Stamas unveils portrait of Michigan’s first woman appropriations chair

LANSING, Mich. — Senate Appropriations Committee Chairman Jim Stamas and Capitol officials on Wednesday unveiled a portrait of the late Sen. Shirley Johnson, who was the first woman to chair a legislative appropriations committee.

“For more than 25 years, Shirley Johnson was a dedicated public servant, a trailblazer and a tremendously effective legislator who worked across the aisle to get things done,” said Stamas, R-Midland. “In 2003, Shirley made history when she became the first woman to chair the Senate Appropriations Committee — leading the body through tough economic times. While it has been said that ‘no woman wielded more power in the history of the Michigan Legislature,’ Shirley loved nothing more than the humble roles of loving wife, mother and grandmother.

“I am glad that her family and many of her former colleagues and staff were able to help us unveil a portrait of her in celebration of her life, leadership and contributions to our state.”

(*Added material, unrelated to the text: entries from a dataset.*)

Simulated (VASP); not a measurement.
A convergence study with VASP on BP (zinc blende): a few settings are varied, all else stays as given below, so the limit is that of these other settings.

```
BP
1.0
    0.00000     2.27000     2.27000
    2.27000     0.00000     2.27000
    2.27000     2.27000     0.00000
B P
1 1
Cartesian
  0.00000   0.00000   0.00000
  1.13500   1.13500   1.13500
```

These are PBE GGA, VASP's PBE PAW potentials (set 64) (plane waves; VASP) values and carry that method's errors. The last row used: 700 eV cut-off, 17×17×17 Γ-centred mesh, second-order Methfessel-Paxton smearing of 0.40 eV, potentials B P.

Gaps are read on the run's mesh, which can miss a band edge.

Stamas and members of Johnson’s family and former staff were joined by Capitol Historian Valerie Marvin and Secretary of the Senate Margaret O’Brien to unveil the Johnson portrait, which was funded by private donations and will be displayed in the office of the Senate Appropriations Committee chair in the Michigan Capitol.

Johnson was first elected to the state House of Representatives in 1980 and served in the House through 1998. In 1999, she won a special election to the Senate, was re-elected in 2002, and served in the Senate through 2006. She died in January at the age of 83.

Earlier on Wednesday, the Senate approved Senate Concurrent Resolution 22 in honor of Johnson’s life and legacy.